The latest female public figure to be a victim of online abuse is Indian Foreign Minister Sushma Swaraj. Despite being a fierce lawmaker and actively involved in rescuing several Indians in trouble abroad, Swaraj finds herself at the receiving end of vicious trolling at home.
Tweets attacked Swaraj and her office for “appeasing Muslims and acting secular” because they speedily issued passports to a Muslim husband and his Hindu wife. The wife, Tanvi Seth, alleged that passport officer Vikas Misra had harassed her for marrying a Muslim and not changing her name, while he asked her husband to convert to Hinduism. Later it emerged that Seth’s marriage certificate bore a different name – Sadia Anas – and the matter has now gone under investigation.
Meanwhile, Misra, who was transferred for his actions, denied all allegations. The Twitter kangaroo court has already decided that Misra, a Hindu, was not guilty, and because the passport office speedily resolved an issue of an interfaith couple, it was “Muslim appeasement.”
That was too much for a communal crowd that used the word “secular” on Swaraj as if it’s an abusive slang word. However, the constitution of India, if of any relevance to these children of Hindu nationalism, holds the nation as secular, and its lawmakers are supposed to abide by these founding principles.
Silent treatment from BJP
Swaraj’s ordeal has been steadily ignored for more than a week by her colleagues and fellow political leaders – especially Prime Minister Narendra Modi and Bharatiya Janata Party (BJP) chief Amit Shah. The liberal voices questioned the “big two” for not condemning Swaraj’s abuse and right-wing communal trolls criticized them for not taking action against the minister.
While the opposition parties came out openly in Swaraj’s support, no statement was released by the party of her fellow ministers. Only Transport Minister Nitin Gadkari and Home Minister Rajnath Singh, when asked by media to comment on the issue, said it was wrong to troll Swaraj.
Swaraj, a prominent politician, has long been with the BJP. The silence can mean that the BJP doesn’t approve of Swaraj’s “secularism” either as they have to retain their voter base. Many of the trolls and hate-speech propagators on Twitter have claimed to be BJP supporters while attacking Swaraj and were disappointed that someone from the right-wing Hindu-nationalist party would aid Muslims.
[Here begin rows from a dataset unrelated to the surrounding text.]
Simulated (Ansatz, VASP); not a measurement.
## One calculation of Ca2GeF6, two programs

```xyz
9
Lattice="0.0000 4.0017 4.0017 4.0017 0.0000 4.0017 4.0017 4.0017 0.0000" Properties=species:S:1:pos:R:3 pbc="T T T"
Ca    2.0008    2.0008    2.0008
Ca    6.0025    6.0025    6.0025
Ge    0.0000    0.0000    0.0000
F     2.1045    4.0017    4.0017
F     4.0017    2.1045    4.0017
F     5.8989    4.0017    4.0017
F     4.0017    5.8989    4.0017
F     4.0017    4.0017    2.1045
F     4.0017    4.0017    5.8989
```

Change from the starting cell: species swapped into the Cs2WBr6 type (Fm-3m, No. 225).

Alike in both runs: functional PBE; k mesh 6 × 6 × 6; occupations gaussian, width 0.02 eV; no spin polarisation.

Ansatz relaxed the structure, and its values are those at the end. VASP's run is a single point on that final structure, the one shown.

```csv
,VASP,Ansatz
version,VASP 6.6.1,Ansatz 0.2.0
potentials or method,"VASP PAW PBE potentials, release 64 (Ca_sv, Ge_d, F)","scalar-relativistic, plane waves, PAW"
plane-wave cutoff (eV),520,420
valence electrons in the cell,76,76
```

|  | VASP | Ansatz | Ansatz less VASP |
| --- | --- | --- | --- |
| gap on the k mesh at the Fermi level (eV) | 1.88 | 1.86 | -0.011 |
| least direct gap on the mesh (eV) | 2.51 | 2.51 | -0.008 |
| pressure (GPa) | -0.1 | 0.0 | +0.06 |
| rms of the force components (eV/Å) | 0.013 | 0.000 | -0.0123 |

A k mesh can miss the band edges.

The connections are not very vague. A Hindustan Times report said that as many as 41 BJP lawmakers “follow at least one of the accounts that tweeted out a message which Swaraj had liked to showcase trolling.” The report further added that Modi followed eight such accounts.
Women vs online abuse
However, Swaraj’s continuous rebuttal to the trolls has contributed to an effort to unmask the face of online abuse against women. She has retweeted and archived the hate tweets, which reflect an extension of India’s tensed reality – violence against women, communal hatred, Islamophobia and so on.
Swaraj herself took the initiative of conducting a Twitter poll on the abusive trolling and asked if people approved of such behavior. As many as 43% voted “yes.”
Friends : I have liked some tweets. This is happening for the last few days. Do you approve of such tweets ? Please RT
— Sushma Swaraj (@SushmaSwaraj) June 30, 2018
Any woman who has been vocal and prominent on social media, especially Twitter, would know the wrath of online trolls subjecting her to threats, harassment and stalking on a daily basis. This online trend of trolling and abuse is nonetheless a reflection of the real world outside the Internet. The Internet just makes it easier for a certain kind of person to unleash hatred with less accountability.
According to a recent survey, 57% of the respondents, consisting of women and marginalized genders, said they has faced online harassment and trolling. About a third of the respondents said they had intentionally reduced their online presence after facing abuse. Many feminists see this as yet another ploy to exclude women from public discourse.
Thirty percent of the survey respondents said they were unaware of laws against online harassment and only a third of respondents had reported harassment to law enforcement, of whom 38% said the response was “not at all helpful.”
The topics that attract the most trolling and abuse are feminism, government and politics, and religion, according to the survey.
Not surprisingly, many Indian journalists and public figures are subjected to online abuse that extends to offline threats. The scenario is quite scary, and we have had some prominent examples in recent times. In 2013, journalist Sagarika Ghose received rape threats on Twitter and the abusive users discovered and published information on her daughter’s identity and school. The survey report said Ghose claimed the tweets came from right-wing nationalists. Since then, she had refrained from sharing her personal views on social media.
This not only affects the direct victims but also other female users online. The survey says that people lose trust in popular platforms because of harassment against them or someone they know, such as known public figures.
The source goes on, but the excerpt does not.